How to survive the loss of an important member of staff

31 December 2015

2 min read

Few SMB owners plan for the loss of an important member of staff – but it could be something worth addressing. We share our advice.

How to survive the loss of an important member of staff (Desktop)

Losing a key member of staff is one of a small business owner’s greatest fears. When a business employs just a handful of people, the impact of just one leaving can be significant – hitting sales, productivity and even morale.

There are countless stories of companies that have suddenly found themselves struggling without key people.

Take London florist Appleyard. “As a luxury florist, Valentine’s Day and Mother’s Day are our biggest events and in January this year, our very experienced and knowledgeable search engine optimisation manager handed in their notice,” says manager Sam Quinn.

“This really hurt us because SEO is crucial at this time as it determines what keywords our brand appears for on Google and where we rank.”
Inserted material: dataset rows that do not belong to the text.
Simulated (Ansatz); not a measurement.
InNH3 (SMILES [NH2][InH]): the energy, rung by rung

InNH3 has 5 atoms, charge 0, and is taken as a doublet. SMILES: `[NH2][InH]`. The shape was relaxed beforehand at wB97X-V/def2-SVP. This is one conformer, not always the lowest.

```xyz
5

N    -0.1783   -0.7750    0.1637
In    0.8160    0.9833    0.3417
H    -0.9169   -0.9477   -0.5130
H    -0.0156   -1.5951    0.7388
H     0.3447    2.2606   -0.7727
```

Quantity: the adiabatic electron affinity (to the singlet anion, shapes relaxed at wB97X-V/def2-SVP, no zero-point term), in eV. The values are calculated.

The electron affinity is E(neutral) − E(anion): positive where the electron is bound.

A survey of 1,000 business owners by insurance firm NFU Mutual recently found that 70pc of small firms with fewer than 50 staff were worried about losing a key team member.

This was viewed as the second-largest threat to companies, the first being a major shift in target market or customer.

Yet few business owners seem to plan for the departure of key employees, either because resources are limited, or because they prefer not to think about the implications.

When Richard Brady, boss of Recruit Packs, which supplies military recruits with kit and resources for their training, was forced to let a digital marketing apprentice go in May, the company’s social media output suffered.

“I've had to increase my workload again, which means there is less time to focus on other things; the future, product development and research,” he says.

“It hasn't hurt us in terms of turnover: the systems I put in place and the software we adopted during his time here have protected sales, but it's the bigger picture that has suffered in the short-term and our interaction with our customer base.”

There are ways to protect your business against the loss of a crucial member of staff.

Full-blown succession planning may be too much for most micro-businesses, but a bi-annual review of the job description of each member of staff could help you understand exactly where vulnerabilities lie.

Does only one person understand how to update your website? This should prompt you to invest in training so that other members of the team can provide cover in the case of absence.

Job-shadowing programmes are recommended by Kevin Nightingale at Network ROI for making sure that staff have a handle on the roles performed by their peers.

A one-month notice period is not always enough time to recruit and train up a new person to ensure a smooth handover.

Mavis Amankwah, boss of communications agency Rich Visions, had no warning when her personal assistant sadly passed away in 2013.

Ruth had been with Ms Amankwah from the start of her company. “Life has not been the same since,” she says.

Not only did the company struggle to train up someone else, Ms Amankwah found it very hard to work with someone new while dealing with her grief.

The experience led to a bout of depression, she admits. “But it made me realise the importance of building a team of people who are aware of other parts of the business, and not just their own.

“Although they do not need to be experts in all areas, an understanding of where and how things are stored is now essential in Rich Visions.”